Gwyneth Paltrow, Snoop Dogg, and Justin Bieber — all have joined the growing camp of crypto supporters. But digital assets also have their detractors, including former "The O.C." star Ben McKenzie, who's co-authoring a book on the risks posed by cryptocurrency.

Best-selling author Michael Lewis, whose 16 books include deeply reported chronicles of the thrills and flaws of Wall Street, appears to fall in between the two camps.

In a new interview, Lewis cautioned that the value of cryptocurrency may dramatically plummet and its wide adoption could threaten traditional capital markets. But he also lauded crypto innovations that he says could establish fairness between traders.

"The whole thing may come crashing down," says Lewis, whose podcast "Against the Rules" recently returned for its third season. "Crypto is an act of faith — like gold, like the dollar."

"It's hard to judge — impossible to judge — whether that faith is sustainable or not," he adds. "But the longer it goes on, the more of a threat it poses to the existing financial order."

While the major stock indexes have suffered losses so far this year, the widely held cryptocurrencies bitcoin (BTC-USD) and ethereum (ETH-USD) have seen sharper declines. Bitcoin has dropped 16% so far this year, and Ethereum has fallen 21%, as of early Wednesday morning.

But proponents of cryptocurrency say volatility is to be expected for a relatively new asset class, often noting that regulatory uncertainty helps foster market swings.

Treasury Secretary Janet Yellen last week called for regulation of cryptocurrency in a comprehensive speech, saying government intervention would monitor the rapid spread of digital assets and prevent illicit uses.

The remarks came just weeks after President Joe Biden signed an executive order on cryptocurrency in March. Many top players in crypto praised the Biden administration for the move.
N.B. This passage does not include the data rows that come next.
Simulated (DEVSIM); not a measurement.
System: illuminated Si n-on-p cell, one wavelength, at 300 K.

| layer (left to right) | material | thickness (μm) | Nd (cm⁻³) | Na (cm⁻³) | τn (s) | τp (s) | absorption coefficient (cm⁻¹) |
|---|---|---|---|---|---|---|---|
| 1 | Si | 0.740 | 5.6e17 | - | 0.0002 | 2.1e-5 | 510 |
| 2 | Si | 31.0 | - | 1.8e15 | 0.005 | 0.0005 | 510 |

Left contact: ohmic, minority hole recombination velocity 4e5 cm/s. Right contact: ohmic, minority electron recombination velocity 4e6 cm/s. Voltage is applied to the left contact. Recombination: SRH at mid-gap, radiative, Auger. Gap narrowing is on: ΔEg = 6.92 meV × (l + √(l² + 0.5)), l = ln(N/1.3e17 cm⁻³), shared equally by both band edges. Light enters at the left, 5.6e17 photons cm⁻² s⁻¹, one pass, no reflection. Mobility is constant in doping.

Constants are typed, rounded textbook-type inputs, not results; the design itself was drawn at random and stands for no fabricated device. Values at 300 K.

FILE - A Bitcoin logo is displayed on an ATM in Hong Kong, Thursday, Dec. 21, 2017. A cryptocurrency expert was sentenced Tuesday, April 12, 2022, to more than five years in federal prison for helping North Korea evade U.S. sanctions. (AP Photo/Kin Cheung, File)
FILE - A Bitcoin logo is displayed on an ATM in Hong Kong, Thursday, Dec. 21, 2017. A cryptocurrency expert was sentenced Tuesday, April 12, 2022, to more than five years in federal prison for helping North Korea evade U.S. sanctions. (AP Photo/Kin Cheung, File)

Lewis, whose 2014 book heightened criticism over the lucrative use of high frequency trading on Wall Street, said cryptocurrency markets could improve upon equity markets in their removal of brokers who otherwise provide an advantage for some traders.

Cryptocurrency "eliminates middlemen," Lewis says. "If you are trading on a cryptocurrency exchange, you have an account with the exchange; you don't account with a broker who's moving your stuff in and out of the exchange."

"There are not high frequency traders who are paying the cryptocurrency exchange for faster information about the exchange," he adds. "The whole jerry-rigging of the stock market isn't happening here."